They may as well use this poster for 99.8% of the excreta of male writers and directors, since even movies named after women aren’t about the woman.
Case in point:
Meryl Streep is one of the finest actors of her generation. Presumably these guys paid for the privilege of having her grace their movie — and then they waste her talents by making Florence into a glorified mannequin to be posed by mediocre-on-his-best-day Hugh Grant?

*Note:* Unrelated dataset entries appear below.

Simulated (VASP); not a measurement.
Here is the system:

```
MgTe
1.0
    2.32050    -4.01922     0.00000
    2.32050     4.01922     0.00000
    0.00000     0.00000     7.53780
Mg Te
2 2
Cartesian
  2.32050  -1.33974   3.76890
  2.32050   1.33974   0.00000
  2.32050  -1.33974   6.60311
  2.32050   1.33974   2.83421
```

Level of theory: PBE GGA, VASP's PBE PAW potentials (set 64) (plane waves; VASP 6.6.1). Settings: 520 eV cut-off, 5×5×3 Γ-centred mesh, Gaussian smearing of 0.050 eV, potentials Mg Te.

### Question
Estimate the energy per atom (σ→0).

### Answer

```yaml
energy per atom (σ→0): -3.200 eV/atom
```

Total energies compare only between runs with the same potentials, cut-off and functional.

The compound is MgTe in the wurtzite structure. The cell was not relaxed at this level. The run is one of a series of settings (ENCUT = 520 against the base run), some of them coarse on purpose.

We learn almost nothing about Florence except the few facts needed to create sympathy for her and mitigate the spoiled-rich-lady-using-her-fortune-to-insulate-herself-from-reality image the character otherwise might have projected. There are hints of Florence’s intriguing past — she played the piano for the president as a child! She was performing in a “violet velvet dress” the night she met Mr Bayfield! She got her own apartment as a young woman despite her father’s objections! We’d like to know more about these experiences — maybe a flashback or two? We’d like a better picture of how Florence sees herself, how she understands her ability, and what motivates her performances. We’d like to see her interacting with a female friend, perhaps, (Bechdel test fail) or exchanging more than two sentences with her Irish lady’s maid, or really having contact with anyone other than her sycophantic, wishy-washy husband or her smug, ambitious accompanist.
But no. It’s so much more important to show Hugh Grant getting wasted and dancing with someone else’s wife in the apartment Florence pays for, or cavorting in golden-sunshine-washed Long Island meadows with his lover (played by a woman 23 years younger than Grant*). We must foreground the sweet, self-sacrificing actions “Whitey” performs to protect Florence from herself. God forbid a man lowering himself to care for a woman (the way women worldwide take care of men every day) not get center stage in a movie that’s not about him. Because old fat ladies are boring and it’s a sausage party after all!
I love you Meryl. I hate you BBC.
Oh, and yes:
FEMALES ARE HOT DOG BUNS.
Whoever thought this up, may you burn in hell.
* I will say that in a rare and unusual departure for the movie business, Streep is 11 years older than Grant.